Schedule of Performances

1:00 – 1:40 – Welcome and Origami & Calligraphy demonstrations

1:40 – 2:20 – Karate demonstration

2:20 – 3:00 – Hana Chozu arrangement demonstartion

3:00 – 3:20 – J Pop music

3:20 – 4:00 – Iaido (swordsmanship) demonstration

4:00 – 4:20 – Soran Bushi dancing

4:20 – 5:00 – Japanese toy exhibition (open to the crowd)

In addition to these and other demonstrations on the main stage, visitors can try their hand at traditional Japanese arts, crafts and games at tables around Broadway Square. Japanese food will be available from Sushi Burrito, a proud sponsor of the event. Local Japanese organizations will also be in attendance, providing information and otherwise strengthening understanding and relationships between North Dakota and Japan.

Fargo Meets Japan started as a Facebook group three years ago by Minami and Conrad Klinkhammer. Originally, the group focused on free Japanese language learning for interested community members. Over time classes shifted to include music, media, games and much more. Today Fargo Meets Japan hosts a range of events, classes and experiences to help Fargo-Moorhead residents connect with the local Japanese community. The organization also supports local Japanese-Americans, helping them celebrate and explore their heritage.

Event Elements

Origami folding is led by Minami Klinkhammer of Fargo Meets Japan. Origami is the Japanese art of folding paper. Minami demonstrates how to fold several common origami shapes from the stage. Afterwards, guests have a chance to try origami for themselves at the origami table during the rest of the event.

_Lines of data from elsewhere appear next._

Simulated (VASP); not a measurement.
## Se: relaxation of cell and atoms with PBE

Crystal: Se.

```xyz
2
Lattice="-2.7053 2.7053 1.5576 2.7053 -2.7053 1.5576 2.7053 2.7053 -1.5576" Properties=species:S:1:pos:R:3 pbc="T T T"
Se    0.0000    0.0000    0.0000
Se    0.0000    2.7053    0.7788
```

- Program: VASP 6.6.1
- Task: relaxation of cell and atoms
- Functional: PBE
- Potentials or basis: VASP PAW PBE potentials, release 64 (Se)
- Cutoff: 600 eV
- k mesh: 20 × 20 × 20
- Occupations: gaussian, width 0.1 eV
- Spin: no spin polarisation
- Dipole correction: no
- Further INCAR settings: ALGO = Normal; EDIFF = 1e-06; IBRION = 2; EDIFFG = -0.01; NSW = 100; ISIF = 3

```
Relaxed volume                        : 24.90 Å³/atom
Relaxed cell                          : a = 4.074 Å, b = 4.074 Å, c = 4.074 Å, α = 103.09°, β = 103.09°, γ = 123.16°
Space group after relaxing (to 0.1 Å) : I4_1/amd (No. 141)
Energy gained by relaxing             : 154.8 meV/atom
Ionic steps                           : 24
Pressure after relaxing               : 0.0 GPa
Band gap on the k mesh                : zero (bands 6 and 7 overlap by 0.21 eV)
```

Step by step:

Calligraphy is also led by Minami Klinkhammer.  Minami will be demonstrating Japanese calligraphy. Then, attendees will have a chance to have their name or a short phrase written in Japanese on a bookmark.

Hidden Teachings Dojo demonstrates traditional karate kata (patterns), weapons, and self-defense techniques and discuss some of the wisdom and history of this ancient martial art.
 

Karate is an important part of Japanese culture as it fosters a spirit of lifelong personal improvement which can be practiced at any age. Karate is not only about training self-defense; through rigorous training one develops a healthy mind and body which benefits every aspect of one’s life. True karate practitioners also dedicate themselves to building and supporting their communities. They strive to use their hands to help instead of hurt.

Agassiz Dojo is set to provide a demonstration of the following Japanese swordsmanship forms at the Fargo Meets Japan event:

  • Iaido (Japanese swordsmanship),
  • Jodo (sword vs stick) and
  • Kenjutsu (sword vs sword) 

Iaido is the art of drawing and cutting with a Japanese katana (sword). In iaido, a practitioner executes set forms, or kata, against one or multiple imaginary opponents. Each kata describes how a swordsman should respond to a specific situation, such as when you encounter a surprise attack from an opponent seated in front of you or an attack from multiple opponents as you are walking. The roots of iaido date back some 400 years. Today, it is primarily a method of self-refinement.

At the Agassiz Dojo we practice the approved All Japan Kendo Federation seitei iaido katas, as well as the older koryu Musoshindenryu. There are 12 seitei kata, and close to 50 of the MSR kata. There are 12 Jodo kata, and additionally 10 kenjutsu kata. It's a lot! 

Students wear traditional "hakama" uniforms, and practice with either a wooden sword called a bokuto, or with a dull-bladed katana called an iaito. 

Instructor Bradley Anderson currently holds the rank of 4dan iaido and 3dan in jodo and practices with an authentic (sharp) Japanese-made katana.

Check out the Agassiz Dojo website for more info.

Aiko Hatano will demonstrate the traditional Japanese flower art of hana chozu. This is a simple form of floating arrangement that is common at Japanese shrines and temples. It uses fresh, colorful flowers to inspire happiness, joy and healing.

Hatano is the Japan Outreach Initiative (JOI) Coordinator based at Mayville State University. The Japan Outreach Initiative program is funded by the Japan Foundation, which was created to build stronger links between people, communities, academic institutions and organizations in the United States and Japan. Mayville State University is hosting her during her 2-year stay in the U.S. (summer 2021 - summer 2023). Her goal while she is here is to share Japanese language and culture, connecting people here with those in Japan. She hopes to build sustainable connections that will help continue the exchange programs between Japan and North Dakota into the future. She welcomes the opportunity to join events and visit your community. Feel free to reach out to her via email or Instagram.

Soran bushi dancing will be led by the University of North Dakota Japanese Cultural Association (JCA). Soran bushi is a traditional Japanese sea shanty originating with fishermen in Hokkaido. The rhythmic tune and choreographed movements made the tune popular as part of parades and festivals across the country. The audience will recognize ocean waves, fisherman pulling rope and dragging in nets accompanied by a toe-tapping melody.

Audience members, young and old, can join Aiko Hatano on stage and play with traditional wooden toys including kendama ('sword' ball), koma (top) and daruma otoshi (wooden puzzle in five pieces). These toys remain popular with Japanese children and are fun for all ages. Prizes will be available for the winner of these games!

Superjuice, a DJ with Radio Free Fargo (KRFF 95.9 LPFM), will be providing the musical vibes and performance soundtracks at Fargo Meets Japan. 

Sushi Burrito will be on-stie selling traditional Japanese food and beverage (mugicha).